515 F2d 568 United States v. Muckenstrum
515 F.2d 568
UNITED STATES of America, Plaintiff-Appellee,
Kathleen Maude MUCKENSTRUM, a/k/a Kim Baker, Glenda Dale
Hodges a/k/a CindyBaker, James Marshall Reed and
Jean Hertzka, a/k/a Pat Walker,
United States Court of Appeals,
July 3, 1975.
Norman S. London, L. J. Fleming, St. Louis, Mo., for Muckenstrum, Hodges, Reed & Hertzka.
E. David Rosen, Miami, Fla., for defendants-appellants.
Robert W. Rust, U. S. Atty., Donald L. Ferguson, Asst. U. S. Atty., Miami, Fla., for plaintiff-appellee.
Appeals from the United States District Court, Southern District of Florida.
Before BELL, DYER and SIMPSON, Circuit Judges.
BELL, Circuit Judge:
This appeal involves an interstate prostitution operation between Florida and South Carolina. Defendants Muckenstrum, Hodges, Reed, and Hertzka were convicted on one count of conspiracy to engage in interstate prostitution activities in violation of 18 U.S.C.A. § 1952, and on one count charging substantive violations of Section 1952 by using interstate facilities or traveling in interstate commerce to carry on prostitution. Additionally, procurer Reed was convicted on one count of inducing a woman to engage in interstate prostitution activities in violation of 18 U.S.C.A. § 2422. We affirm.
Appellants' first contention is that a new trial is necessitated by the failure of the government to disclose that government witness Nevada Jean Robertson a/k/a Nevada Smith received subsistence payments prior to testifying. At trial, defense counsel learned for the first time that Robertson was and had been under the protection of U.S. marshalls, but no information was volunteered by the government or solicited by the defense concerning subsistence payments to Robertson.1 Subsequent to trial, defense counsel discovered that Robertson had received approximately one thousand dollars in subsistence payments prior to trial.
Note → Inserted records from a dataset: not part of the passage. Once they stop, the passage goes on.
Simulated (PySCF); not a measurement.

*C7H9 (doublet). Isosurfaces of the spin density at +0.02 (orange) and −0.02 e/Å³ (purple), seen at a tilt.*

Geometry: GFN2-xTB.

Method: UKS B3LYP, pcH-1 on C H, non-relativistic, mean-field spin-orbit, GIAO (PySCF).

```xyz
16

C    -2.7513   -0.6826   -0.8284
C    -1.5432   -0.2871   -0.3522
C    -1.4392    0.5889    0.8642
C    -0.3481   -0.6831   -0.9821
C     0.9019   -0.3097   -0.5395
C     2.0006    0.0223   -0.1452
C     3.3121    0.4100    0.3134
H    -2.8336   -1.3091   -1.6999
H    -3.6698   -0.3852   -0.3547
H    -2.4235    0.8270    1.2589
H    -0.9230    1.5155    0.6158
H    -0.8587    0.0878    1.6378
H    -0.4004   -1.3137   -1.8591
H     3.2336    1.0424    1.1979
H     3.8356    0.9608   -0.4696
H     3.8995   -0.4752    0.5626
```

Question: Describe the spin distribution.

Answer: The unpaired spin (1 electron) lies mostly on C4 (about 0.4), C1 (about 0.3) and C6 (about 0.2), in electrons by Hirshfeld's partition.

No attack on the payments per se is sustainable since subsistence payments to government witnesses are authorized by Pub.L. 91-452, Title V, §§ 501-504, Oct. 15, 1970, 84 Stat. 933. See United States v. Howell, 5 Cir., 1975, 514 F.2d 710 (No. 74-2427, June 11, 1975). The gravamen of appellants' complaint is that defense impeachment of witness Robertson was severely hampered by the lack of knowledge concerning the payments. According to appellants, Robertson's testimony formed a substantial portion of the case against them, and the subsistence payments issue could have been used to discredit that testimony.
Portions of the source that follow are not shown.